ProPainter Improving Propagation and Transformer for Video Inpainting

[ tracking video-inpainting deep-learning transformer ]

This is my reading note for ProPainter: Improving Propagation and Transformer for Video Inpainting. This paper proposes a video inpainting method which remove object from video while reserving spatial temporal consistency. The paper is based on flow based transformer. Two contributions are made, 1) the consistency to improve flow performance which is applied to both image and feature; 2) reduce the # of tokens of than Horner both spatially and temporally.

Introduction

Flow-based propagation and spatiotemporal Transformer are two mainstream mechanisms in video inpainting (VI). Despite the effectiveness of these components, they still suffer from some limitations that affect their performance. Previous propagation-based approaches are performed separately either in the image or feature domain. Global image propagation isolated from learning may cause spatial misalignment due to inaccurate optical flow. Moreover, memory or computational constraints limit the temporal range of feature propagation and video Transformer, preventing exploration of correspondence information from distant frames. To address these issues, we propose an improved framework, called ProPainter, which involves enhanced ProPagation and an efficient Transformer. Specifically, we introduce dual-domain propagation that combines the advantages of image and feature warping, exploiting global correspondences reliably. We also propose a mask-guided sparse video Transformer, which achieves high efficiency by discarding unnecessary and redundant tokens (p. 1)
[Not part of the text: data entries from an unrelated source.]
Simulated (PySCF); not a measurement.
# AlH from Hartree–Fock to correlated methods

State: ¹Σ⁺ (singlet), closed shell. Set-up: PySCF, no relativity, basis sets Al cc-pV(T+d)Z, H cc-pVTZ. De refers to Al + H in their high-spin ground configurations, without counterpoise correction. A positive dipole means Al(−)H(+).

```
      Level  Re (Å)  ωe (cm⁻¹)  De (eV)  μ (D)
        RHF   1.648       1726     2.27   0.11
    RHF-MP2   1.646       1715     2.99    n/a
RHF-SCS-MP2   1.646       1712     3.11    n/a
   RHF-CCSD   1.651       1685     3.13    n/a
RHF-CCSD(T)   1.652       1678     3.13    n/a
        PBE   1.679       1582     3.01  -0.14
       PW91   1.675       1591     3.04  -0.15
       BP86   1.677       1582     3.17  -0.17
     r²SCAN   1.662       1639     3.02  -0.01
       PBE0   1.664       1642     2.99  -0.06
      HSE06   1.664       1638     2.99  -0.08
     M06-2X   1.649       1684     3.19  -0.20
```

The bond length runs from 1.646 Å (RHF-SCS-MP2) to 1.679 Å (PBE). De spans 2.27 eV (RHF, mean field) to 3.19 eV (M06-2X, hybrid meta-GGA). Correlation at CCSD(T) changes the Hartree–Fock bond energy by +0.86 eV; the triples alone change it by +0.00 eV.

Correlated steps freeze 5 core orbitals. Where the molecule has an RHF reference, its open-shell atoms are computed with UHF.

We demonstrate that with systematic redesigns and adaptation of best practices in the literature, we can achieve dual-domain propagation, as illustrated in Figure 1(a). To achieve reliable and efficient information propagation across a video, we identify several essential components: i) Efficient GPU-based propagation with reliability check – Unlike previous methods that rely on complex and time-consuming CPU-centric operations, such as indexing flow trajectories, we perform global image propagation on GPU with flow consistency check. This implementation can be inserted at the beginning of the inpainting network and jointly trained with the other modules. Thus, subsequent modules are able to correct any propagation errors and benefit from the long-range correspondence information provided by the global propagation, resulting in a significant performance improvement. ii) Improved feature propagation – Our implementation of feature propagation leverages flowbased deformable alignment [3], which improves robustness to occlusion and inaccurate flow completion compared to E2FGVI [19]. iii) Efficient flow completion – We design a highly efficient recurrent network to complete flows for dual-domain propagation, which is over 40 times (∼192 fps1) faster than SOTA method [43] while maintaining comparable performance (p. 2)

In addition to dual-domain propagation, we introduce an efficient mask-guided sparse video Transformer tailored for the VI task. The classic spatiotemporal Transformer is computationally intensive due to the quadratic number of interactions between video tokens, making it intractable for high-resolution and long temporal-length videos. (p. 2)

However, we observe that the inpainting mask usually covers only a small local region, such as the object area2. Moreover, adjacent frames contain highly redundant textures. These observations suggest that spatiotemporal attention is unnecessary for most unmasked areas, and it is adequate to consider only alternating interval frames in attention computation. Motivated by these observations, we redesign the Transformer by discarding unnecessary and redundant windows in the query and key/value space, respectively, significantly reducing computational complexity and memory without compromising inpainting performance. (p. 2)

Flow-guided propagation. Optical flow [13, 18, 46] and homography [17, 1] are commonly used in video inpainting networks to align neighboring reference frames to enhance temporal coherence and aggregation (p. 3). Propagation-based methods in VI can be divided into two categories: image propagation and feature propagation.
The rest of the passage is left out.